Professor Olaf Jensen, specialist in fisheries management, co-authored study
Fisheries managers should sharpen their ability to spot environmental conditions that hamper or help fish stocks, rather than assuming that having a certain abundance of fish assures how much can be sustainably harvested.
That’s because the potential harvest of fish is only closely linked to abundance in 18 percent of 230 fish stocks assessed, according to Ray Hilborn, University of Washington professor of aquatic and fishery sciences, who led the joint study with Rutgers University. Olaf Jensen, specialist in fisheries science and aquatic ecology at Rutgers, co-authored the study.
Findings of the study were published on Jan. 14 in the online early edition of the Proceedings of the National Academy of Sciences.
For the other 82 percent of stocks, potential harvest of fish was primarily controlled by irregular shifts in environmental conditions or was random and not controlled by either abundance or shifts in environmental regimes. Yet targets based on abundance of fish stocks are the mainstay of most management plans in the U.S. and a growing number of other countries: If a stock reaches certain abundance, it is thought, then potential harvest is maximized.
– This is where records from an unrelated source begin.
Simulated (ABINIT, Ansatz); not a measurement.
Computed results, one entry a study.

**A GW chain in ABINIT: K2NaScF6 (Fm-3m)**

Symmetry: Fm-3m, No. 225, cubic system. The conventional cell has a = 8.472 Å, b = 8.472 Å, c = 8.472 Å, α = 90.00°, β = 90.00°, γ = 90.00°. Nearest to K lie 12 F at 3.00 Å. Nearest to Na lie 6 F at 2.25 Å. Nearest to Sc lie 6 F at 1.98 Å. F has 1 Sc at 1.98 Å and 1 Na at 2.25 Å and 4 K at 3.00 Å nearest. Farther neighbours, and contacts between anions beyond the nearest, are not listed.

“There have been competing ideas about productivity,” Hilborn said. “One is that it depends primarily on abundance. The other is that productivity of a stock mostly depends on whether there’s a period of good conditions or a period of bad conditions.”
“What we’ve done in this study is take 230 fish stocks and ask which of these explanations explains the data for each fish stock better,” he said.
In contrast to the 18 percent of stocks where abundance controls productivity, there were 39 percent of stocks – more than two times as many – where productivity appears to jump between periods of high and low environmental regimes in an irregular fashion. Another 30 percent showed a weak relationship between productivity and abundance mixed in with irregular regime shifts. The remaining 13 percent fluctuated randomly.
“Regime shifts can affect the number of young fish that reach adulthood, their ability to grow or how long they live. A shift can be caused by such things as changing ocean temperatures or increases in predators,” said lead author Katyana Vert-pre a UW master’s student in aquatic and fishery sciences.
The authors write, “Although there may be little that fishery managers can do to avert shifts to a lower productivity state, improved methods for early detection of such shifts may permit managers to reduce harvest in time to avoid collapse.”
Study co-author Olaf Jensen of Rutgers University says, “We can think of fisheries like natural savings accounts, where we’re trying to harvest the interest – what fisheries scientists call the ‘surplus production’ – without causing a long-term decline in the principal or abundance of mature adult fish. Fisheries scientists have generally operated under the assumption that the ‘interest’ is determined by the abundance of mature adults.”
“Our research shows that this is rarely the case. Instead of operating like a simple savings accounts, fisheries are more like volatile stocks where the rate of return is determined by a variety of complex factors outside the control of managers,” Jensen said.
The findings don’t mean we shouldn’t attempt to manage fisheries or try to maintain fish stocks at high abundance, Hilborn said, because having plenty of fish benefits natural food chains and ecosystems and lowers the costs of harvesting fish.
This deserves particular attention, he said, as plans and timetables are formulated to rebuild an ever-increasing number of fish stocks. In many cases natural causes are the reason stocks are at low abundance, rather than overfishing, although fishing will cause even lower abundance in such cases, he said. Also, rebuilding fish stock abundance often won’t result in promised increases in sustainable yield, he said.
As the paper says, “If fish populations experience substantial shifts in productivity unrelated to stock size, then management based on a single set of management targets (for example maximum sustainable yield) will be either inefficient or risky. If the targets are based on a higher productivity regime, then a shift to a low productivity regime will result in increased risk of overfishing. Conversely, management targets based on a lower productivity phase will result in overly cautious harvest during regimes of high productivity.”
The fish stocks analyzed are part of a database initially created in 2006-7 in an effort led by Hilborn and Dalhousie University’s Boris Worm.
The fourth co-author is Ricardo Amoroso with the Centro Nacional Patagónico in Argentina. Funding came from the National Science Foundation and the National Oceanic and Atmospheric Administration.